Former Attorney General and Democratic Party (DP) leader Justin Muturi has criticised Parliament for passing the Government-Owned Enterprises Act to pave the way for privatisation of state agencies.
He says the Bill that became law late last year, was hastily passed without any meaningful public participation and is now turning to be a threat to Kenya’s sovereignty.
“A state that converts public wealth into corporate assets without national debate is not governing. It is transferring. It is not reforming. It is retreating. It is not building capacity. It is outsourcing sovereignty,” Muturi said.
He says the Act was passed and assented to quietly and gazetted without national debate having been buried beneath by-elections and political noise.

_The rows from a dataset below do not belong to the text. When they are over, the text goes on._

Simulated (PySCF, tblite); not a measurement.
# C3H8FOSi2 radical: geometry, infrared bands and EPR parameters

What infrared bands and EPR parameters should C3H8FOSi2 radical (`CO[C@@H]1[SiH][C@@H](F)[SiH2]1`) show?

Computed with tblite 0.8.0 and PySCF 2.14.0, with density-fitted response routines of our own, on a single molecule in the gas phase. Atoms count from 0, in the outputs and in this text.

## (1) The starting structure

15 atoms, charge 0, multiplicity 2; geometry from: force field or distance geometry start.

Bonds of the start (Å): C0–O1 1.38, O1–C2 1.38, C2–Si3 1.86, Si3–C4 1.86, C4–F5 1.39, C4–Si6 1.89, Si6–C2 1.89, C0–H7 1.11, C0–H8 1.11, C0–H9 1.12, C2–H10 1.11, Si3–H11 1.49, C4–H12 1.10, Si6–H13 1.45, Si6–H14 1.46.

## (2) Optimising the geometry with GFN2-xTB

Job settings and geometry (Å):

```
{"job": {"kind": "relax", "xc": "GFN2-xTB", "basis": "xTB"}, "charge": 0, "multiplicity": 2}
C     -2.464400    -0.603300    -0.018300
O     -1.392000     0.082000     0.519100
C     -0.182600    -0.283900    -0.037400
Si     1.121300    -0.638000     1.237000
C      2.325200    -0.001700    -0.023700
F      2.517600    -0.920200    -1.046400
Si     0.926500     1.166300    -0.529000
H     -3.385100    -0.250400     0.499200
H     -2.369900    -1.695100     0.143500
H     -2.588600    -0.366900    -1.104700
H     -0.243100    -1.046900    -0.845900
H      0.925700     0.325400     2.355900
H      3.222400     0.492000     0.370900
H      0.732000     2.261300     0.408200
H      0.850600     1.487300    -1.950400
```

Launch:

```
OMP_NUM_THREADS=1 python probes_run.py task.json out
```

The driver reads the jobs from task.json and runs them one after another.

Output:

“Yet this single piece of legislation has fundamentally altered the ownership structure of the Kenyan state. Sixty-five public corporations, airports, ports, power utilities, development banks, sugar factories, financial institutions and strategic national assets, have been converted into limited liability companies,” Muturi said.
He said the Act centralises power over appointments, funding flows, governance structures, and oversight in ways that bypass Parliament, weaken public accountability, and blur the line between public interest and executive discretion.
The former AG said philosophically, public assets are not just economic instruments but moral constructs that represent collective sacrifice across generations.
“Kenya’s founding generation understood this instinctively. When our population was under 20 million, with a weaker tax base and limited infrastructure, they built airports, ports, power stations, banks, sugar mills and development corporations. They did not outsource sovereignty. They pooled it. They did not privatise the future. They invested in it,” Muturi said.
He said at stake now is not simply the ownership of institutions, but the ownership of the future.
According to Muturi a society that sells its infrastructure before exhausting its collective capacity to build it is not modernising but surrendering.
A nation that turns public goods into corporate goods without citizen consent is not reforming, but is privatising citizenship itself, he said.
“And this is perhaps the deepest wound: the erosion of democratic consent. Kenyans were not consulted on this transformation. There was no national debate. No referendum. No white paper. No public hearings of consequence. No moral persuasion. Only procedural passage. Only gazettement. Only silence,” Muturi said.
The opposition chief who also served as National Assembly Speaker for 10 years said, “History teaches 'us that nations rarely lose their wealth through invasion but they lose it through legislation.”
“Not in war rooms, but in committee rooms. Not through conquest, but through compliance. Not with violence, but with silence. Kenya is at such a moment.”
“The question is not whether this Act is legal. It is whether it is legitimate. Because when public assets become corporate assets, citizenship itself becomes a diminishing shareholding and democracy becomes a spectator sport. That is not reform. That is quiet dispossession. And history will remember who spoke and who did not.”